Master of the Rolls

Three sets of rolled and embroidered fabric, on a wave designed background
Three Cromwell Thames Rolls

My Cromwell trilogy stitching project seems to have found a recurring shape: I keep rolling my stitchery.

Rolling started as a practical solution to making the first Wolf Hall quilt: a very long (forty six feet) quilted piece. I had to store it somehow and the best solution was to roll it. Then when I had finished it, and was wondering what have I made? I came to the conclusion that rolling felt entirely natural because I felt strongly that the whole piece should not be visible at once.

A white woman stands in front of a fence, holding a rolled piece of quilting which is predominantly pale grey.
The Rolled Wolf Hall Quilt, August 2021

This is also a play on words. Thomas Cromwell became Master of the Rolls on 8 October 1534, a post he held until 10 July 1536. Hilary Mantel describes it as ‘an ancient judicial office, it commands one of the kingdom’s great secretariats’. (Wolf Hall, ‘The Map of Christendom’); and in this lucrative role Cromwell had access to official records; inked on rolls of parchment.

A black and white illustration of Sir Thomas Cromwell, Knight. Cromwell is seated behind a table, holding a roll of parchment in his hand.
Thomas Cromwell Earl of Essex by Unknown artist, by Wenceslaus Hollar etching,
mid 17th century NPG D9736 © National Portrait Gallery, London.
This work is licenced under *

A couple of weeks ago I went to the National Archives at Kew in order to look at some sixteenth century documents. I ordered up various papers including Cromwell’s ‘remembrances’ or to do lists, some dating from his years with Cardinal Wolsey and some dating from the 1530s when he was high in the King’s favour. These documents were all flat and had been pasted into a book by some 19th century organising hand; but I then had the thrill of opening boxes of rolls.

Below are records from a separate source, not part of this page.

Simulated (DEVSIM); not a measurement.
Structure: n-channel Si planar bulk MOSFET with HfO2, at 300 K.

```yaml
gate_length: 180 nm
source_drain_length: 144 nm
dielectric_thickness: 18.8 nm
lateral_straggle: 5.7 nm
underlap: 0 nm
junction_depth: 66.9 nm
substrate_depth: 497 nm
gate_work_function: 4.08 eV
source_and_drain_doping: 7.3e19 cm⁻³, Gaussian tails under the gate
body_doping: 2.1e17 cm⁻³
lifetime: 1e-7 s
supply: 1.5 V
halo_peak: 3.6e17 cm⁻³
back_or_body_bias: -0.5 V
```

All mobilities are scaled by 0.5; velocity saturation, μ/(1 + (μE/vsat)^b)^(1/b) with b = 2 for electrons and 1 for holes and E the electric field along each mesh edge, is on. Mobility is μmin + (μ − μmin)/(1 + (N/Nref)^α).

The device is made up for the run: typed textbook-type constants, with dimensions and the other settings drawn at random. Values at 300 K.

Two cardboard boxes containing rolls of parchment labelled Henry VIII
Boxes of Henry VIII’s rolls

I was looking for a specific item that I hoped was listed in an inventory roll; I didn’t find it.

I had – optimistically – neglected to take into account two basic facts: firstly, I don’t read Latin, and secondly, Secretary Hand is a challenge to my 21st Century eye. I also hadn’t appreciated how difficult rolls can be to handle. Some are single sheets and can be unrolled very easily, but others are made up of multiple sheets stitched together.

The inventory to which I was particularly drawn defeated me: not only were single sheets stitched together to create one long piece, but in places multiple sheets had been stitched on top of each other. I simply could not work out where the different elements ended or find a way to unroll it without fear of damaging it. So I didn’t gain a full impression of the content – but I did find treasure nonetheless.

An old roll of parchment
I couldn’t find the end of this roll…

I spotted a magnificent “S” – and then another in a different style. Then another… and I started to suspect that the clerk who had the task of writing this document – a very long inventory of property and land – had been bored, and to alleviate that boredom, had started to play a game with his lettering.

Four elaborate S shapes written in ink on parchment
S is for…..

And as I looked for more of these elaborate “S” shapes I had a splendid surprise! A 500-year old face popped out to say hello. The bored clerk had left a gift – but I suspect they did not know that they would make someone laugh centuries later. I salute you, unknown clerk. I hope you and your sense of mischief did well in the 1540s.

A bearded face doodled on a roll of parchment

* Portrait of Thomas Cromwell provided under Creative Commons license as at

4 thoughts on “Master of the Rolls

  1. Hahaha! Some of my pupils do fancy letters and doodles in their class notes. Perhaps they’re descended from this clerk.

    It must have been wonderful to be able to look through some of these rolls. I love looking at old books and manuscripts. The simple fact that they’ve survived to our time is awe-inspiring.

    Liked by 1 person

    1. There is a sort of sense of connection about touching documents, which we don’t get from digital records. Finding this face was such a magical moment; I’m a doodler myself but this clerk was something else! I also had the opportunity to touch some of Cromwell’s own paperwork and handwriting, and that was a very special moment.